So, anyway, it seems to me that maybe Dominic Sandbrook is trying to do for the 70s what some aesthetically-challenged medievalists did for art history and what some cranially-challenged Viking skolurs did for Anglo-Saxon history. Like I say, though, I like Dominic Sandbrook and I’m going to give his show a go. I’m sure it’ll be fascinating and fun. It may even convince me. His ideas certainly, admittedly, sound more plausible than those of the medieval revisionists I’ve mentioned. I may well write about the 1970s afterwards, one way or the other. But beforehand, at the risk of sounding like I’m barfing up a Stuart Maconie script written by researchers for I ♥1970-1-2-3-4-5-6-7-8 or 9, here’s a list of Bad Things about the 1970s. Some of them are general Bad Things that many of you will recognise, others were more personal Bad Things that I experienced myself, though you may recall similar sorts of experiences, but all of them are Bad Things. Afterwards, in the interest of balance, however specious that concept is, I will mention some Good Things about the 70s. But then I will conclude that overall the 1970s can be characterised as a Bad Thing. So, here we go.

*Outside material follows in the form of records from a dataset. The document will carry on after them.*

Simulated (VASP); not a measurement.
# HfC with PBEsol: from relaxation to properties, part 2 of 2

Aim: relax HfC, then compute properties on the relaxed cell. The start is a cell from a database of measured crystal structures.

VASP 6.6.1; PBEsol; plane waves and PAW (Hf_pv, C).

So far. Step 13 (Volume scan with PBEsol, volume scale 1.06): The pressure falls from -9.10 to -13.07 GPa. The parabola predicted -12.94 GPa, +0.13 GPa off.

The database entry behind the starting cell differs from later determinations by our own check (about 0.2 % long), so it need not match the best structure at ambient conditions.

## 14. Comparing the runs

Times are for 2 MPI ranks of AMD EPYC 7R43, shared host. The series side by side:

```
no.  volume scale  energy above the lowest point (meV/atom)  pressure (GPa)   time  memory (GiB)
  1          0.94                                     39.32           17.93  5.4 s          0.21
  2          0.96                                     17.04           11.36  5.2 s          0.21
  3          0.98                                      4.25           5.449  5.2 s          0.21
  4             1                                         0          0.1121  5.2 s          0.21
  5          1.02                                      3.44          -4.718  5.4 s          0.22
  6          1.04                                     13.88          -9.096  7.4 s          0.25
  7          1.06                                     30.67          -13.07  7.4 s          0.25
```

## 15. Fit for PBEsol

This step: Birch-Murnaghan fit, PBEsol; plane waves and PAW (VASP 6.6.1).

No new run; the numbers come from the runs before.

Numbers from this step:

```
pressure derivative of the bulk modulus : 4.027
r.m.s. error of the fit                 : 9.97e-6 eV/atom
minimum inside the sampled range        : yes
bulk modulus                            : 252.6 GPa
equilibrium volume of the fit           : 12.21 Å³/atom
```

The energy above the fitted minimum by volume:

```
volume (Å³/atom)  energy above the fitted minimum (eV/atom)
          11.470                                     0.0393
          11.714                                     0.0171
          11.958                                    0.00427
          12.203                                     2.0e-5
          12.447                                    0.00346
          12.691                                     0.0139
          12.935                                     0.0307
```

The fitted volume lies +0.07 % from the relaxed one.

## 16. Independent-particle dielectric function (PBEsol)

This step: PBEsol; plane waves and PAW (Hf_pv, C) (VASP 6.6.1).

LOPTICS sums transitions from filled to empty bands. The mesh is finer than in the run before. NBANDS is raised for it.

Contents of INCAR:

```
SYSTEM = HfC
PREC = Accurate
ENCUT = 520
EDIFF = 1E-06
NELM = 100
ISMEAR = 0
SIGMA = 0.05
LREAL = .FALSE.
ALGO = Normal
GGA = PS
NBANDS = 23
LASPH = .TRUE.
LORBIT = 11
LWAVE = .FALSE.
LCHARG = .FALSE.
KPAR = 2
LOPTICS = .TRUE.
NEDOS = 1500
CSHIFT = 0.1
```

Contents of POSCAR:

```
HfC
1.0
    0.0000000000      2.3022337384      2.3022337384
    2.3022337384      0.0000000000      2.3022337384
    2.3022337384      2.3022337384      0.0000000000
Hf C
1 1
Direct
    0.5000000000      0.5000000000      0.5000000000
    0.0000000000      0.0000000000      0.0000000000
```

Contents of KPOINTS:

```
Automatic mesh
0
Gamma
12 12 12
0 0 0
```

* Endless, endless, endless industrial inaction.
* Blackouts.
* Red Robbo.
* The election of Margaret
Thatcher and the birth of hegemonic neo-liberal politics in the UK.
* The IRA.
* Astrid Proll, though 70s
terrorists sounded sexier than the Abu Hamza types we have now.
* The oil crisis. Which,
thank goodness, is now long over with.
* Pol Pot.
* Idi Amin.
* Plane hijackings, on a
daily basis.
* The later stages of the
Vietnam War, without the really cool soundtrack that the earlier stages
had.
* Glamorous Rock.
* Disco.
* Discos.
* Johnny Cash’s tragic “Cheese Period.”
* Chopper Bikes.
* The Ford Crapi, the Dagenham Ferrari, nuff said.
* The Ford Crapi, the Dagenham Ferrari, nuff said.
* Flares.
* Trim phones.
* Douchebags.
* Douchebags who could—and
would—imitate trim phones.
* Douchebags who could,
would—and did—imitate trim phones on That’s Life.
* Dogs who supposedly could
say “sausages” but who could actually only growl “ghshsughshsughsh” on
That’s Life. If their owners forced
their jaws open and squeezed their arses hard enough.
* That’s Bloody That’s
Sodding That’s Bloody Sodding Life.
* The Jeremy Thorpe and
Norman Wisdom affair.
* The cutting edge of sexual
liberation being represented by Sid James, that gurning geezer off On the
Buses, and that quivering erection-on-legs who was in Man about the House.
* Racial politics, as
represented in Love Thy Neighbour, Bernard Manning, Jim Davidson etc etc
etc and et bloody and unbelievably cetera.
* TV presenters on Pebble
Mill at One and Midlands Today who spoke a posh foreign language, tyelling ass for exaarmple thet aarfter the knews there will be a progremme about the
potaarto femine. (That was before they invented “regional” accents in the
80s.)
* Summer-holiday-time
children’s TV schedules made in That London for Them Southerners, so that
the Banana Splits started two weeks after the summer holidays began in the
Midlands and, even worse, ended two arse-aching and bitterness-inducing weeks after we went back to bloody buggering school
while Them Southerners ponced around on their sofas or couches, or whatever
they called their settees, in their mansions eating foie gras, caviar, and
foxes, while enjoying the Banana Splits and talking to each other in their
non-regional accents. The bastards.
* The vandalisation of the
Blue Peter Garden. By a bitter
provincial. But I can’t say who it
was. Or I’d have to kill you.
* White dog poos. What was that about? as comedians like Peter Kay say.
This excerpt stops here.